Metroblog

But I digress ...

28 February 2008

A Quick Thought About Hillary, Barack, and NAFTA

Hillary and Barack have both been making war-talk on NAFTA. Both, campaigning in the job-drought-stricken rust belt of Ohio, home of shuttered auto plants and smokeless factory chimneys, intimated that they would "re-visit" NAFTA, the North American Free Trade agreement.

Unfortunately, I believe the rhetoric the candidates are employing is actually empty. But if it isn't, it's an opportunity to pause for thought.

Myself, I say go ahead. I personally think NAFTA wasn't a bad deal for Canada. Most importantly, we got an actual grievance mechanism to settle trade disputes with, rather than the old method of sending it up the pipeline through higher courts and levels of government until everyone gave up in disgust.

However, I don't feel the US has played particularly fairly in trade generally, especially the softwood lumber sector (which was, I hasten to point out, specifically excluded from NAFTA). There have been instances in steel and beef as well.

Canada ships out raw materials and ships some of them back as value-added goods. With the economic downturn in the US (and I'm guessing it'll take at least three years for the US economy to recover, if it ever does--$11 trillion is a big debt hole, and that's even before you add the US-China trade imbalance), we need to expand our trading beyond our traditional market, the US, and our other big partner (regrettably, China).

If NAFTA went in the crapper, US energy prices would skyrocket. We have agreements to sell hydro, gas, and oil, water and other resources in place, many under the NAFTA framework. Say "buh-bye".

Canada, faced with a patchwork of tariffs and duties, and slapping reciprocal duties on imports of manufactured goods, would have to rebuild a manufacturing sector for all those goods we haven't yet sourced from China and India.

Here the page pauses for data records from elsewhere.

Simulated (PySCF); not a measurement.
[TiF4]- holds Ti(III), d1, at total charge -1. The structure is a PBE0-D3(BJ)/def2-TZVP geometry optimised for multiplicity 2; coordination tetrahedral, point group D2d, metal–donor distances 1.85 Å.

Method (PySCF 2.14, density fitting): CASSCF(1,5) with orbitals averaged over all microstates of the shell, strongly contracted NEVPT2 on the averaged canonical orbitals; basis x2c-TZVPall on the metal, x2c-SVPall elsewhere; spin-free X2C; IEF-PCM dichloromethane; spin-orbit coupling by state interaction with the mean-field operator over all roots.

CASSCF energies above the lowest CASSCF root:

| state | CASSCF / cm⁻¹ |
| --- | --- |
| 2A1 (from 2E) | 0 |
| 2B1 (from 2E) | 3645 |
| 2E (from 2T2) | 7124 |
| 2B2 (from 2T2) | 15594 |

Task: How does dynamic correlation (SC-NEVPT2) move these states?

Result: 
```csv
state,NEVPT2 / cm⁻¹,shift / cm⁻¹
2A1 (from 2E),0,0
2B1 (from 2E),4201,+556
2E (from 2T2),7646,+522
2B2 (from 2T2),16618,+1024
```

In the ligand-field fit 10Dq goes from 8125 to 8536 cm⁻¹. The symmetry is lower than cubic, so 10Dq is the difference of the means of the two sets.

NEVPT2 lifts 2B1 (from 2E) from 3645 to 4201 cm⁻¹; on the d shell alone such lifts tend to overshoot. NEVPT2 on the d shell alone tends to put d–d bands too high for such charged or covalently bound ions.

Instead of shipping raw lumber and logs south, maybe we could rebuild our furniture industry; re-open some of the mills that have shut down and re-tool them for manufacturing. Our auto sector won't change because most of our car "manufacturing" actually consists of screwing on the bumpers and antennae of vehicles shipped in from Korea (including a number of famous "Japanese" cars as well. Japan has "outsourcing" too). It'll drop though, because the US will start importing cars directly--possibly building a bigger auto assembly industry of its own. Instead of shipping iron and steel to China, where it gets made into Wal-Mart lawn furniture, shipped to the US and thence to Canada, we could make it here.

Sure, prices would climb, but maybe it'd slow down the relentless, breathless cycle of consumer debt and irresponsible consumption.

As to staple goods, well Canada has proven quite capable of producing its own food in the past. Yes, you'd no longer be able to buy three litres of orange juice for five bucks, but I feel it distorts the hell out of agriculture, economics, and trade when a country that can't grow oranges at all imports quadrillions of litres of the stuff even in the depths of winter. The environmental costs? Don't get me started; I used to drive trucks for a living.

All these value-added vineyards I see out my window would probably be half-replaced with apple orchards. Apple juice--it's what's for breakfast.

But we wouldn't starve. And we'd be able to start growing a larger variety of crops again becuase a tariff regimen would make domestically produced food more competitive.

So if the candidates really mean what they've been saying on this, okay. And if not, well that's okay too.

The biggest losers would probably be the industries of Mexico. The steel producers, the maquiladora factories, the farms raising food for export.

One thing that abrogating NAFTA would do for certain is establish once and for all whether derestricting trade actually brings any real benefits. Let me be clear, I believe that for the most part it does. But I'd love to see the principle really get tested in a place where we eagerly adopted free trade.

2 Comments:

At 3:14 pm, Blogger Wandering Coyote said...

When I saw this Hilary/Barak/NAFTA thing on the news, I was like, "Ooooooh...Go ahead. Make my f*cking day!" I was resentful that they implied that they feel that the US has been given the ass end of that deal. I actually think WE got the ass end of the deal and couldn't believe they were ballsy enough to be complaining about it.

 
At 11:04 pm, Blogger Metro said...

Like most bilateral deals, there was what a Jewish friend called "a little joy, a little oy" in NAFTA.

Initially it was cheaper for companies to manufacture here. Then came China and India.

On the other hand, the US bought energy from us because we have an enormous surplus.

Abrogating NAFTA probably won't do a lot of good, is my bet, but I'm more than willing to try and see what happens.

I'm not certain I know of any situation short of war in which trade liberalization has been reversed.